I'm learning about Jordan Normal Form matrices, and I've read that we can decompose a Jordan Normal Form matrix into the sum of two parts $$J=N_J+D_J$$where $D_J$ is the diagonal part (i.e. the eigenvalues) and $N_J$ is the superdiagonal part (hence is nilpotent). It is then stated that $D_J$ and $N_J$ commute ($N_JD_J=D_JN_J$).
Why do $D_J$ and $N_J$ always commute? Initially I thought this would relate to the eigenvalues of the parts, but $N_J$ is nilpotent so has eigenvalues of zero only, whereas $D_J$ does not. Can someone point me in the right direction?
Best Answer
Whether two matrices commute has to do with their eigenvectors, not their eigenvalues. At any rate, seeing that the matrices commute is easier than you're making it.

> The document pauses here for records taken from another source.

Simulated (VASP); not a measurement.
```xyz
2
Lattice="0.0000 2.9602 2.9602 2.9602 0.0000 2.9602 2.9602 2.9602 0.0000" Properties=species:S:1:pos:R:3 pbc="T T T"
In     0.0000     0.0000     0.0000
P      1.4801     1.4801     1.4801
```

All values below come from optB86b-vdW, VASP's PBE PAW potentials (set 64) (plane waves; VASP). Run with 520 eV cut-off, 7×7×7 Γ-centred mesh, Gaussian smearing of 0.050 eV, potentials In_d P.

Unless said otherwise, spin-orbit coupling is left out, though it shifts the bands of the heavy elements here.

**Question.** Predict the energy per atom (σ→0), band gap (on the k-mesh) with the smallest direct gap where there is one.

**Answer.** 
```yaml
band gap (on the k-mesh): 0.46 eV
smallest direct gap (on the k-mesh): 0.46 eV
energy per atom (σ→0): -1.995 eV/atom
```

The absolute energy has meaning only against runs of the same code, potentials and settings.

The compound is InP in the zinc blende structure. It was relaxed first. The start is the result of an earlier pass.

I provided an explanation in an earlier answer.
Let $J_k(\lambda)$ denote the Jordan block of size $k$ associated with $\lambda$. Let $A_1 \oplus A_2 \oplus \cdots \oplus A_m$ denote the block-diagonal matrix $$ \pmatrix{A_1 \\ & A_2 \\&& \ddots \\ &&& A_m} $$ We note that for two block diagonal matrices partitioned in the same fashion, we have $$ (A_1 \oplus A_2 \oplus \cdots \oplus A_m)+ (B_1 \oplus B_2 \oplus \cdots \oplus B_m) = (A_1 + B_1) \oplus (A_2 + B_2) \oplus \cdots \oplus (A_m + B_m) \\ (A_1 \oplus A_2 \oplus \cdots \oplus A_m) (B_1 \oplus B_2 \oplus \cdots \oplus B_m) = (A_1 B_1) \oplus (A_2B_2) \oplus \cdots \oplus (A_m B_m) $$ Now, the Jordan form of the matrix $A$ can be written as $$ J = J_{k_1}(\lambda_1) \oplus J_{k_2}(\lambda_2) \oplus \cdots \oplus J_{k_m}(\lambda_m) $$ Let $I_k$ denote the identity matrix of size $k$. We define $$ D = (\lambda_1 I_{k_1}) \oplus (\lambda_2 I_{k_2}) \oplus \cdots \oplus (\lambda_m I_{k_m})\\ N = J_{k_1}(0) \oplus J_{k_2}(0)\oplus \cdots \oplus J_{k_m}(0) $$ Verify that $J = D + N$, and that $DN = ND$.